The $A_f, A ^ f$ in the question denotes the image and kernel of $f$ as a map from $A$ to $A$. Similarly for $B_g$ and $B ^ g$.

I am currently stuck on $(b)$ and also I do not understand why $f, g$ are endomorphisms of groups to start with. If $G$ is acting on $A$, it is not necessary that each $g \in G$ induces an automorphism on $A$ right? Thanks in advance!

Answer 1

Statement (b) can be proved by applying long homology sequence. For consider the complexes of abelian groups: \begin{align} &A:\ldots\to A\xrightarrow f A\xrightarrow g A\xrightarrow f\ldots\\ &B:\ldots\to B\xrightarrow f B\xrightarrow g B\xrightarrow f\ldots\\ &A/B:\ldots\to A/B\xrightarrow f A/B\xrightarrow g A/B\xrightarrow f\ldots\\ \end{align} Then we get an exact sequence of complexes $$\{0\}\to B\to A\to A/B\to\{0\}$$ giving rise to the long homology sequence $$H_1(A/B)\xrightarrow{\delta_1}H_0(B)\xrightarrow{\kappa_0}H_0(A)\xrightarrow{\pi_0}H_0(A/B)\xrightarrow{\delta_0}H_1(B)\xrightarrow{\kappa_1}H_1(A)\xrightarrow{\pi_1}H_1(A/B)\tag 1$$ where we noted that $$H_n(A)=\begin{cases}A_g/A^f&n\equiv 0\pmod 2\\A_f/A^g&n\equiv 1\pmod 2\end{cases}$$ so that $q(A)=|H_1(A)|/|H_0(A)|$. The equation $q(A)=q(B)q(A/B)$ then follows from the exactness of $(1)$ for:$\newcommand\Ker{\operatorname{Ker}}\renewcommand\Im{\operatorname{Im}}$ \begin{align} q(B)(A/B) &=\frac{|H_1(B)|}{|H_0(B)|}\frac{|H_1(A/B)|}{|H_0(A/B)|}\\ &=\frac{|\Ker\kappa_1||\Im\kappa_1|}{|\Ker\kappa_0||\Im\kappa_0|} \frac{|\Ker\delta_1||\Im\delta_1|}{|\Ker\delta_0||\Im\delta_0|}\\ &=\frac{|\Im\kappa_1|}{|\Im\kappa_0|} \frac{|\Ker\delta_1|}{|\Ker\delta_0|}\\ &=\frac{|\Ker\pi_1|}{|\Ker\pi_0|} \frac{|\Im\pi_1|}{|\Im\pi_0|}\\ &=\frac{|H_1(A)|}{|H_0(A)|}\\ &=q(A) \end{align}

Answer 2

I will use the result in this page. Let $\pi:A\rightarrow A/B$ be the canonical surjection.

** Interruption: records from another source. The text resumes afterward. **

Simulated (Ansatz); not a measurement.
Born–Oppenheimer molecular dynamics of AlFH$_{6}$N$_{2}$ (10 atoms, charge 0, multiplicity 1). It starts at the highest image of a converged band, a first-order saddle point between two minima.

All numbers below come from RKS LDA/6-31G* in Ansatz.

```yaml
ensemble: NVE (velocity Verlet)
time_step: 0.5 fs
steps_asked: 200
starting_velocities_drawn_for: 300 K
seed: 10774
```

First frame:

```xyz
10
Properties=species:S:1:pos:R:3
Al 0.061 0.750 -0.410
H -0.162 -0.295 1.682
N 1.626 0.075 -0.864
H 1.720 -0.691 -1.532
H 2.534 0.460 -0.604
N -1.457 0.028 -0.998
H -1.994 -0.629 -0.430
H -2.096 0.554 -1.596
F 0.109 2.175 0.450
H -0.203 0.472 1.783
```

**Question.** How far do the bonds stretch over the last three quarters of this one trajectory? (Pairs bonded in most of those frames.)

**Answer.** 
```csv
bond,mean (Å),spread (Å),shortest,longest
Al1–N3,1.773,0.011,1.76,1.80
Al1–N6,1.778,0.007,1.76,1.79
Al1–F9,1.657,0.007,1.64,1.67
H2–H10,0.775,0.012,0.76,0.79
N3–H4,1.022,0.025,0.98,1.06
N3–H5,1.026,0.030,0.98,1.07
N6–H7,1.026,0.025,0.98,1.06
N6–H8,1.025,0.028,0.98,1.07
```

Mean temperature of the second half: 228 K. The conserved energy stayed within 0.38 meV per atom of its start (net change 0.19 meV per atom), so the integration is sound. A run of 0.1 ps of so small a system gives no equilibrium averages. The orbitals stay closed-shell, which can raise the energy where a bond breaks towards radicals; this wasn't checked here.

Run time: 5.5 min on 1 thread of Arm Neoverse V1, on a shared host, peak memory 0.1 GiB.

It is sufficient to prove:

$$[A_f:A^g][B_g:B^f][(A/B)_g:(A/B)^f]=[A_g:A^f][B_f:B^g][(A/B)_f:(A/B)^g].$$

But:

$$[A_f:A^g]=[(A_f)^\pi:(A^g)^\pi][(A_f)_\pi:(A^g)_\pi]$$

$$[B_g:B^f]=[(A_\pi)_g:(A_\pi)^f]=[(A_g)_\pi:(A^f)_\pi][(A^f)_\pi:(A_\pi)^f]$$

$$[(A/B)_g:(A/B)^f]=[(A^\pi)_g:(A^\pi)^f]=[(A^\pi)_g:(A_g)^\pi][(A_g)^\pi:(A^f)^\pi]$$

Analogously:

$$[A_g:A^f]=[(A_g)^\pi:(A^f)^\pi][(A_g)_\pi:(A^f)_\pi]$$

$$[B_f:B^g]=[(A_f)_\pi:(A^g)_\pi][(A^g)_\pi:(A_\pi)^g]$$

$$[(A/B)_f:(A/B)^g]=[(A^\pi)_f:(A_f)^\pi][(A_f)^\pi:(A^g)^\pi]$$

So the problem is equivalent to prove that:

$$[(A_f)^\pi:(A^g)^\pi][(A_f)_\pi:(A^g)_\pi][(A_g)_\pi:(A^f)_\pi][(A^f)_\pi:(A_\pi)^f][(A^\pi)_g:(A_g)^\pi][(A_g)^\pi:(A^f)^\pi]$$

is equal to:

$$[(A_g)^\pi:(A^f)^\pi][(A_g)_\pi:(A^f)_\pi][(A_f)_\pi:(A^g)_\pi][(A^g)_\pi:(A_\pi)^g][(A^\pi)_f:(A_f)^\pi][(A_f)^\pi:(A^g)^\pi].$$

So it suffices to prove that:

$$[(A^f)_\pi:(A_\pi)^f][(A^\pi)_g:(A_g)^\pi]=[(A^g)_\pi:(A_\pi)^g][(A^\pi)_f:(A_f)^\pi].$$

We will prove that $[(A^f)_\pi:(A_\pi)^f]=[(A^\pi)_f:(A_f)^\pi]$. Let $P$ be a representant system of cosets of $(A_\pi)^f$ in $(A^f)_\pi$. For $p\in P$ choose an element $a_p\in A$ such that $f(a_p)=p$. We will prove that the family $(\pi(a_p))_{p\in P}$ is a representant system of cosets of $(A_f)^\pi$ in $(A^\pi)_f$.

For $y\in (A^\pi)_f$, then there is $x\in A$ such that $y=\pi(x)$, so $0=f(y)=f(\pi(x))=\pi(f(x))$, so $f(x)\in(A^f)_\pi$, so there is $p\in P$ such that $f(x)\in p+(A_\pi)^f$, so there is $b\in A_\pi$ such that $f(x)=f(a_p)+f(b)$, so $x-a_p-b\in A_f$, so $\pi(x)-\pi(a_p)-\pi(b)\in (A_f)^\pi$, so $y\in\pi(a_p)+(A_f)^\pi$.

If $\pi(a_p)+(A_f)^\pi=\pi(a_q)+(A_f)^\pi$, then $\pi(a_p)-\pi(a_q)\in(A_f)^\pi$, so there is $x\in A_f$ such that $\pi(a_p)-\pi(a_q)=\pi(x)$, so $a_p-a_q-x\in A_\pi$, so $f(a_p)-f(a_q)-f(x)\in(A_\pi)^f$, so $p-q\in(A_\pi)^f$, so $p+(A_\pi)^f=q+(A_\pi)^f$, so $p=q$.